Q Commons
Feb 26 from 7 to 9pm
$29; married couples $24.50 each
Ecclesia
1100 Elder St.
qcommons.com/houston 

On Thursday night at a nondenominational Christian church in the First Ward, questions will be asked. Some of them might even be answered. In 2007 a man named Gabe Lyons founded an event called Q Commons with his wife. The idea was to create a platform for Christians to “ask big questions and think for themselves about what the answers should be.” Or, as Lyons also puts it in the introductory video, “How does…faith relate to all of life, any topic you can possibly imagine?” Lyons was inspired by a quote from Watergate accomplice–turned–evangelical Christian Charles Colson: “Christians are called to redeem entire cultures, not just individuals.” Lyons and his wife wanted to provide opportunities for Christians to brainstorm how to tackle this potentially overwhelming calling.
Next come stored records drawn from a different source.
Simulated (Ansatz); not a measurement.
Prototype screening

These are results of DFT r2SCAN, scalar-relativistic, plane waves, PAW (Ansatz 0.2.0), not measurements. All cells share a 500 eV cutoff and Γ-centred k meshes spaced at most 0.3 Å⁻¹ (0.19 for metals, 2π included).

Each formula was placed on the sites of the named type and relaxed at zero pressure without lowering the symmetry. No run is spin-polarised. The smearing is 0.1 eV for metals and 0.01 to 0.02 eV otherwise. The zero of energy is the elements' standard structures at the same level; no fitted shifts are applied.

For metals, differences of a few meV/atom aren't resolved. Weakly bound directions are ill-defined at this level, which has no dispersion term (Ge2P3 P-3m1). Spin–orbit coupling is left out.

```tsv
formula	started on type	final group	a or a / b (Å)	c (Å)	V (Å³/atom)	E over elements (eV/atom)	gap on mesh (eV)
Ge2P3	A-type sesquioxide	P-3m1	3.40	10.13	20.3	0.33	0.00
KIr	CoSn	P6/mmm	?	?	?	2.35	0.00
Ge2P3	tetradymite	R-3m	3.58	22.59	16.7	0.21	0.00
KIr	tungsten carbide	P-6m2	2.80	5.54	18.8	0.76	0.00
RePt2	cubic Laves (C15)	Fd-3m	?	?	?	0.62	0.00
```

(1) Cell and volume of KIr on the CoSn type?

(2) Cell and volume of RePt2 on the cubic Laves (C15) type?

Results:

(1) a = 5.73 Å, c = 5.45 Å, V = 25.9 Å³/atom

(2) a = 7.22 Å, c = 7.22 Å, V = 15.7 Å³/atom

Like TED Talks, Q Commons began as a single conference before spinning off local franchises. On Thursday night, three “global” speakers—author Malcolm Gladwell, journalist Soledad O’Brien, and television producer Mark Burnett—will make a live simulcast to 10,000 people in 75 cities around the world, including Houston. In addition, each local event has invited their own speakers to discuss issues that affect the local community. Houston’s edition of this event at Ecclesia church will feature talks by life coach Joël Malm, cultural anthropologist Sharon Washington, and scandal-prone businessman Neil Bush, brother to George W. and Jeb. 

Carson Schultz, one of the Houston organizers, told me this is Ecclesia’s second time hosting Q Commons. But unlike last October’s, this one will feel “less churchy,” with a “broader diversity of…people’s vocations.” October’s event featured local speakers with a more overtly Christian message. (Another difference is that this month’s event will happen simultaneously with the rest of the world, whereas in October the Houston event was moved to avoid a very local conflict with a Texans home game.) 

“The hope is for us to provide opportunities,” Schultz said. “If that two hours was impactful, then we want to be a place to facilitate that.”

None of the speakers, global or local, know what the others will be talking about before the event. According to Schultz, that’s part of the design. “They might even contradict one another on points,” he noted. With time allotted for breaking out into small groups, the organizers’ hope is that attendee discussions will lead them all to “engage some local context” and figure out how their Christian values can help solve Houston’s problems. Given the many issues facing our city, we sincerely hope they come up with something. But hey, we’ll be happy if they just figure out how to fix the potholes.